Penny Wong claimed that our ‘interests lie in a region that operates by rules, standards and norms, where a larger country does not determine the fate of a smaller country; where each country can pursue its own aspirations, its own prosperity’. The rules, standards and norms she refers to are those defined by the United States, not international law or the UN Charter. This clearly flies in the face of her assertion that a larger country does not determine the fate of smaller countries in our region.

She then nailed her colours to the mast with the bizarre juxtaposition of two wholly unrelated, inaccurate and irrelevant observations, asserting that: ‘Our focus needs to be on how we ensure our fate is not determined by others, how we ensure our decisions are our own. And if there were any doubt, Russia’s illegal and immoral invasion of Ukraine renders stark our interest in living in a region where no country dominates, and no country is dominated’.
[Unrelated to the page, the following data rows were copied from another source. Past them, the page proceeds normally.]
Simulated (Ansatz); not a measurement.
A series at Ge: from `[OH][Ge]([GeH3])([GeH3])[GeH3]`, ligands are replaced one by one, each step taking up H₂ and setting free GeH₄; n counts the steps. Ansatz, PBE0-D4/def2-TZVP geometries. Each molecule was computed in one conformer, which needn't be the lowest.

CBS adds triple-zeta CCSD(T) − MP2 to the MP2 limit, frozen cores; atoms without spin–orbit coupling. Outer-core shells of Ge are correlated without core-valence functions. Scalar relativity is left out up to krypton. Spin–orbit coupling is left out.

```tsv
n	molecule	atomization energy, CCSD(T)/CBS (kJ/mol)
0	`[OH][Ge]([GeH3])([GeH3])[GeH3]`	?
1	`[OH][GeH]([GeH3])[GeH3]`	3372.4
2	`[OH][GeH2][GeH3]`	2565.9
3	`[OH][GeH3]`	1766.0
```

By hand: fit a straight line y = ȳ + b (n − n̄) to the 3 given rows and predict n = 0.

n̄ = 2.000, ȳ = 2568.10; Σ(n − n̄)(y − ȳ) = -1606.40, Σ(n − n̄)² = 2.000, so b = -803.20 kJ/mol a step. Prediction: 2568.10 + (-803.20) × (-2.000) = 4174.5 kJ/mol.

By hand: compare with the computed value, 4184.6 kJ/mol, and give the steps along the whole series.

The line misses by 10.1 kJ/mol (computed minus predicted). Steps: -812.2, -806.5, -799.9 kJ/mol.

As a representative of a country that has a long and sordid history of engaging in illegal and immoral invasions of other countries, in company with our great and powerful ally, Penny Wong’s rhetoric rings hollow and will no doubt look like hypocritical posturing to our northern neighbours. Only someone who is oblivious to our record of unprovoked aggression around the world, from Vietnam and Korea to Afghanistan and Iraq, could make a statement like this with a straight face and expect everyone to nod approvingly.

Sixty years ago, Donald Horne wrote ‘Australia is a lucky country run by second rate people who share its luck’. He didn’t stipulate if that was good luck or bad, but when it comes to our relationship with our imperial masters, a more apt moniker would be ‘lackey country’. Australia is and always has been a loyal lackey of empire, an insipid, obsequious vassal with zero influence at the imperial court. 

This impotence is demonstrated by our government’s inability to rescue our world-famous award-winning journalist, publisher and founder of Wikileaks, Julian Assange, who has been abducted and imprisoned by our Anglo-American friends and allies. Ron Drew discussed this failure in his excellent letter (Echo, April 26), exposing the extraordinary deference shown to the US by our government. 

John Howard preferred the label ‘deputy sheriff’, but his predecessor Malcolm Fraser, in his edifying tome, Dangerous Allies, accurately described our relationship with the US as one of ‘strategic dependence’. The only government we ever had that showed any inclination to pursue an independent foreign policy was the government of Gough Whitlam, and we all know what happened to him.

The notion that our region is not dominated by a great power defies the fact that our region is home to scores of US military bases, US-funded think tanks and ‘pro-democracy’ NGOs. The only people capable of denying this undeniable dominance are those who have so thoroughly assimilated the narrative of Western hegemony that they cannot imagine an Australian identity independent of America. 

Paul Keating describes this cohort as having a compromised commitment to Australia. If Ms Wong and her speech writers believe their own narrative, they’re delusional. If they don’t really believe it, then they’re being dishonest and deceitful. Either way it doesn’t bode well for the future of our foreign policy or Australia’s international relations with our region and the rest of the world.

Ms Wong and co. might want to contemplate Henry Kissinger’s famous warning that, ‘To be an enemy of America can be dangerous, but to be a friend is fatal’.